In a recent ad campaign from one of the largest grocery store chains in Europe, German-based REWE Group, Icelandic waterfall Gullfoss is being used as a symbol for green energy to be harnessed. The campaign has caused surprise among conservationists in Iceland.
“This must be some sort of a mistake,” chairman of the Iceland Nature Conservation Association Árni Fridfinnsson told Fréttabladid. “Germans will hardly start buying hydroelectricity from Iceland, even if Gullfoss were harnessed.”
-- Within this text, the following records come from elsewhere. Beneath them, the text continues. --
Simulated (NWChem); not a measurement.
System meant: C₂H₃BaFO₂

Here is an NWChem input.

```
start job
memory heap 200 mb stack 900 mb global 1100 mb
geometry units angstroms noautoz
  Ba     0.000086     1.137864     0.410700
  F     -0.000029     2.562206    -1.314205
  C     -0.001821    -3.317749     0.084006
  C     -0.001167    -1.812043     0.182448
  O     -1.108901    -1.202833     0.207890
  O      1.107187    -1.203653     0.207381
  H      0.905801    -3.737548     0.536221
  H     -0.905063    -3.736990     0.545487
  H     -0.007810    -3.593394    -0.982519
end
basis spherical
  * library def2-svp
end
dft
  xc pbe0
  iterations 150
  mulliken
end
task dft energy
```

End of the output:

A photograph of the waterfall—which is one of the biggest tourist attractions in Iceland as part of the popular Golden Circle tour—is used as a backdrop for a poster which reads:
“The Green Energy Planner REWE Group puts the switch to green energy to protect the climate.” On the right-hand side of the poster is a huge green on-off switch, indicating that the flow of water in Gullfoss can be turned on and off at will.
According to Fréttabladid, the purpose of the campaign is to enlighten customers that all REWE-owned companies will from now on only use eco-friendly energy. But conservationists like Fridfinnsson do not believe Gullfoss is a suitable symbol for the REWE campaign in the context above.
In the early 20th century there were ideas to harness the waterfall and sell the electricity to foreign investors, and later ideas surfaced to harness Hvítá, the river which forms Gullfoss, which would have changed the waterfall forever.
Icelandic environmentalists, especially Sigrídur Tómasdóttir who allegedly threatened to throw herself into the waterfall if her demands were not met, put a stop to such plans and the Icelandic government decided to protect Gullfoss by law in 1979.